The World Will Be ‘Annihilated Forever’ Today, Claims US Christian Group
As if we have not had enough prophecies about Earth meeting its doom already this year, an online Christian group has made the remarkable claim that Wednesday is going to be our last day on earth.
This latest apocalypse prophecy comes on the heels of “Blood” moon annihilation theories, wherein several Christian groups had interpreted the unusual pairing of a lunar eclipse with a supermoon as the surest sign yet that our end was near. And while the ‘Blood’ moon came and passed, giving the world a cosmic spectacle that it will remember for years, nothing significant of an apocalyptic proportion transpired at all.
But now, only a week after “Blood” moon prophecies were debunked for all to see, a Philadelphia-based online Christian group, eBible Fellowship, has made the claim that the world is going to end on October 7. According to The Guardian, this is not the first time that the Christian group has made a warning about the doomsday. Their previous warning came more than four years ago when their leader, Chris McCann, had earmarked May 21, 2011 as the day when the world was going to end.
That prophecy never came to fruition, of course, but this time McCann is certain that his group’s calculations are correct.
“According to what the Bible is presenting it does appear that Oct. 7 will be the day that God has spoken of, in which the world will pass away. It’ll be gone forever. Annihilated.”

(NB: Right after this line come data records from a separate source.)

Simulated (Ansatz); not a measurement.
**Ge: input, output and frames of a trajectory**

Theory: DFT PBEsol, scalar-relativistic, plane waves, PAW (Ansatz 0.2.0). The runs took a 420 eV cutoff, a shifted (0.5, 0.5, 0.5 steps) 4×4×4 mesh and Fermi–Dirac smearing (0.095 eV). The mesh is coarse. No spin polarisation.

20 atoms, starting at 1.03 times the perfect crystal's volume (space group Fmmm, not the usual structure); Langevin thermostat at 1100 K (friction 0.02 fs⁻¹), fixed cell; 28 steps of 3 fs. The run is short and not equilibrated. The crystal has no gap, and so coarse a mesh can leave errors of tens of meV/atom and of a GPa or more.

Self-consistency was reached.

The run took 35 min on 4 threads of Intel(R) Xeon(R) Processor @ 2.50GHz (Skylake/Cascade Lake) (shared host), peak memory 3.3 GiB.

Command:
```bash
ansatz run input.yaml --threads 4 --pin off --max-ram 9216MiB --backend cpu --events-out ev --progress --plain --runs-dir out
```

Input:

Interestingly enough, unlike some of the doomsday prophecies which claim that the rising water levels in the world are omens for an impending apocalypse, eBible Fellowship believes that civilization will not be wiped out by a flood, but will burn to its end.
“God destroyed the first Earth with water, by a flood, in the days of Noah. And he says he’ll not do that again, not by water. But he does say in 2nd Peter 3 that he’ll destroy it by fire.”
McCann’s prediction about the impending apocalypse stems from a prophecy made by Christian radio host Harold Camping back in 2011, International Business Times reports. Camping had told his listeners that he believed the world was going to end on May 21, 2011, after reading and decoding “hidden” messages in the Bible. McCann was one of his followers who took to the idea wholeheartedly.
When the day came and passed, however, McCann was forced to change his opinion. According to him, Camping’s prediction was never about the doomsday, but the “judgment day.” God had given himself exactly 1,600 days from that date in May 2011 to decide which non-churchgoers would be saved when the apocalypse finally did arrive on October 7, claim McCann and his Christian group’s followers.
As can be expected, the latest apocalypse theory has left many people wondering in the dark. A Facebook group, comprising of more than 15,000 people who believe the world will end today, has already started churning out moral lessons before what they believe will be mankind’s eventual departure from our planet.
Others of a more cynical disposition believe McCann’s prediction is just a cheap way at gaining publicity for his Christian group. It is worth noting that some church-going Christians have debunked the theory altogether, saying the Bible has never fixed a date for the world’s end.
“But of that day and hour knoweth no man, no, not the angels of heaven, but my Father only God’s word clearly states no one knows when but one thing we can be sure of is that Jesus will return then the believers and the un-believers will see Jesus and then will the end come.”
If science is to believed, today is certainly not the day when the world will end. Scientists believe that the sun, which is gradually increasing in temperature, will expand and swallow up Earth, and unlike McCann’s prediction, that is going to take another few billion years at the very least.
So should we be worried about the world ending today based on a prophecy made by a remote Christian group? Surely not, right?